Configure and Use Ceph Block Device on Linux Clients

|
Last Updated:
|
|

In this guide, you will learn how to configure and use Ceph block device on Linux clients. Ceph provides various interfaces through which clients can access storage. Such interfaces include the Ceph Object Storage (for object storage), Ceph File System (for distributed posix-compliant filesystem) and the RADOS Block Device (RBD) for (block-based storage).

Ceph RBD (RADOS Block Device) block storage stripes virtual disks over objects within a Ceph storage cluster, distributing data and workload across all available devices for extreme scalability and performance. RBD disk images are thinly provisioned, support both read-only snapshots and writable clones, and can be asynchronously mirrored to remote Ceph clusters in other data centers for disaster recovery or backup, making Ceph RBD the leading choice for block storage in public/private cloud and virtualization environments.

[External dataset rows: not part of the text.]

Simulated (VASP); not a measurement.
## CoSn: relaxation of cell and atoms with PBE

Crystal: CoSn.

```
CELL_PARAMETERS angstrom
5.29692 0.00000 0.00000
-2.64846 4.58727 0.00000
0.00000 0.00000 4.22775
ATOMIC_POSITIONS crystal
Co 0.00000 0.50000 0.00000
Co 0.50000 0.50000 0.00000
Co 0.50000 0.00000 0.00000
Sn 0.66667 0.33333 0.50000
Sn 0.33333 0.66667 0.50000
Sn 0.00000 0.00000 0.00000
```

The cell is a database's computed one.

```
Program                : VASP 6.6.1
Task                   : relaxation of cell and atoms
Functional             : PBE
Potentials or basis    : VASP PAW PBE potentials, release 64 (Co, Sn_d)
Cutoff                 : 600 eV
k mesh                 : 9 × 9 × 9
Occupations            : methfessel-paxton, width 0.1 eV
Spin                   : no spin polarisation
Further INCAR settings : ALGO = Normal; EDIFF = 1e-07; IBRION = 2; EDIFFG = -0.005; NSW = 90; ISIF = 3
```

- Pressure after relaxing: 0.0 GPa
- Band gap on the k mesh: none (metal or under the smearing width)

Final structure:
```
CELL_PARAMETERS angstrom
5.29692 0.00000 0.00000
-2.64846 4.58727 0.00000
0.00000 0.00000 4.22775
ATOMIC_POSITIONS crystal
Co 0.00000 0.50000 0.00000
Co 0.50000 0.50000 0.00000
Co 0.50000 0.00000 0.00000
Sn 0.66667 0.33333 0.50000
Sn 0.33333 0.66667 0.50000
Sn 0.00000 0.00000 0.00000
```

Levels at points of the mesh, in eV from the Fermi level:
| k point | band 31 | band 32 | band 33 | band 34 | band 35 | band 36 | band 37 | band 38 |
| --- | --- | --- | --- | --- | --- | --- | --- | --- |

RBD integrates well to KVMs such as QEMU, and cloud-based computing systems like OpenStack and CloudStack that rely on libvirt and QEMU to integrate with Ceph block devices.

Configure and Use Ceph Block Device on Linux Clients

Deploy Ceph Storage Cluster

Before you can proceed, ensure that you have a running Ceph storage cluster.

In our previous guide, we learnt how to deploy a three node Ceph Storage Cluster. Check the links below;

Install and Setup Ceph Storage Cluster on Ubuntu

Setup Linux Client for Ceph Block Device Storage Use

Copy SSH Keys to Linux Client

Copy the Ceph SSH key generated by the bootstrap command to Ceph block device Linux client. Ensure Root Login is permitted on the client.

sudo ssh-copy-id -f -i /etc/ceph/ceph.pub root@linux-client-ip-or-hostname

Install Ceph Packages on the Client

Login to the client and install Ceph command line tools.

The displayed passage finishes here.